There’s a great new article in The Atlantic about the trend towards urban living and the likelihood of exurbs becoming low-income neighborhoods. The takeaway is that if you own property in a place like Marysville or Black Diamond, you should sell.
I’m not the best person to critique the article, because it entirely reinforces my prejudices, but I’ve always thought that the hollowing out of our inner cities has been a peculiarly American product of mid-20th-century racism and the breakdown in law enforcement in the 1960s. As those causes recede, we’ll probably end up with a more European-style configuration where the rich people live in the city center and the poor are warehoused out on the fringes.

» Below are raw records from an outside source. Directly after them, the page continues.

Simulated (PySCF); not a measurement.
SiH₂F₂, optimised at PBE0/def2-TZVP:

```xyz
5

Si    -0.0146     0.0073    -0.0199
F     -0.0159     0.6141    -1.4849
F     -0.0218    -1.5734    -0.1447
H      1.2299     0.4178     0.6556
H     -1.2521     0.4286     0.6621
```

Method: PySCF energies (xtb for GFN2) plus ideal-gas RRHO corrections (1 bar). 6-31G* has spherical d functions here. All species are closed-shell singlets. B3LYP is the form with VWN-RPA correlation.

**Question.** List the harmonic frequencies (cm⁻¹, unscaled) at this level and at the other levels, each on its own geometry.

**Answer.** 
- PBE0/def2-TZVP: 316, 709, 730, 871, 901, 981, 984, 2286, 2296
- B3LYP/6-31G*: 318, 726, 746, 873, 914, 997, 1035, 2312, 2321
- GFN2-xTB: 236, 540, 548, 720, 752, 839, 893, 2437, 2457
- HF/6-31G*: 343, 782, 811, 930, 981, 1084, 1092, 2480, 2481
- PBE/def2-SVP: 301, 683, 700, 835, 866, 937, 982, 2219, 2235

But today the pendulum is swinging back toward urban living, and there are many reasons to believe this swing will continue. As it does, many low-density suburbs and McMansion subdivisions, including some that are lovely and affluent today, may become what inner cities became in the 1960s and ’70s—slums characterized by poverty, crime, and decay…
The experience of cities during the 1950s through the ’80s suggests that the fate of many single-family homes on the metropolitan fringes will be resale, at rock-bottom prices, to lower-income families—and in all likelihood, eventual conversion to apartments.
But don’t panic, Bellevue residents:
Of course, not all suburbs will suffer this fate. Those that are affluent and relatively close to central cities—especially those along rail lines—are likely to remain in high demand. Some, especially those that offer a thriving, walkable urban core, may find that even the large-lot, residential-only neighborhoods around that core increase in value. Single-family homes next to the downtowns of Redmond, Washington; Evanston, Illinois; and Birmingham, Michigan, for example, are likely to hold their values just fine.
A little further out, though, oy:
But much of the future decline is likely to occur on the fringes, in towns far away from the central city, not served by rail transit, and lacking any real core. In other words, some of the worst problems are likely to be seen in some of the country’s more recently developed areas—and not only those inhabited by subprime-mortgage borrowers. Many of these areas will become magnets for poverty, crime, and social dysfunction.
This has implications for transit planning. For one thing, effective high-capacity transit is a crucial amenity in those dense urban centers; to not have one is a debit against the city’s quality of life in the same way that a giant chemical plant in the middle of downtown would be. Additionally, the people that will absolutely require transit — who are now the urban poor — may become the “periphery poor,” creating new challenges for transit planners. So perhaps those long-haul transit services, so derided by The Stranger and West Seattlites, may be serving the strongest future markets for transit.
BTW, Seattlest beat me to posting about this by quite a bit.
that is a fascinating piece
reminds me a lot of james howard kunstler’s “geography of nowhere” and is in line with much of his predictions for the suburbs of the future (minus the peak-oil craziness)
A little nuance in interpreting history, with Seattle as an example.
The move to the suburbs was encouraged by the completion of the Floating bridge, in 1940, well before any “fullness” of Seattle was indicated, in 1945, by extending the city limits northward.
One of the reasons people moved out of town in the 50s and 60s (and early 70s) was to get away from the corrupt city ‘machine politics’ of Seattle. The machine rezoned the Regrade to prohibit the kind of residential we see there today, designated Lake Union as an open industrial sewer to serve the industrial zoned lands on the shore, helped the U of W in a huge land-grab on the north shore of Portage Bay, and generally trashed the city while neglecting basic services and awarding permits to their friends.
The county sheriffs were just as corrupt as the Seattle police, but the powers of the county were almost nil compared with the powers of the city.
And, compared with the crimes committed by the police, the building department, City Light and the fire department, there never was a crime wave or breakdown of law and order by citizens. The worst rioting that ever happened in Seattle never destroyed a fraction of the property value that was destroyed in the Regrade, Pioneer Square, the Pike Place Market, and what is now known as the South of Lake Union district, by the actions of the city.
Strange to say, the state Highway Department was equally lawless in extending I-90 across Mercer Island, and was stopped cold by citizens who established in court that the highway department had discarded the testimony they didn’t want to hear, and had manufactured the testimony they did want to hear. That’s the major reason it took an extra decade to build I-90 across Mercer Island.
Now that so many readers are too young to have any personal memory of these events, I think it’s important to remember that the current good government of Seattle didn’t just happen- it took major battles in the 70s to clean up the town and break the power of the gangs formed by City Light, the Fire Department, the Building Department, and the City Council.
And once these gangs were decisively vanquished, Seattle began to recover economically and socially, in spite of continued suburban development.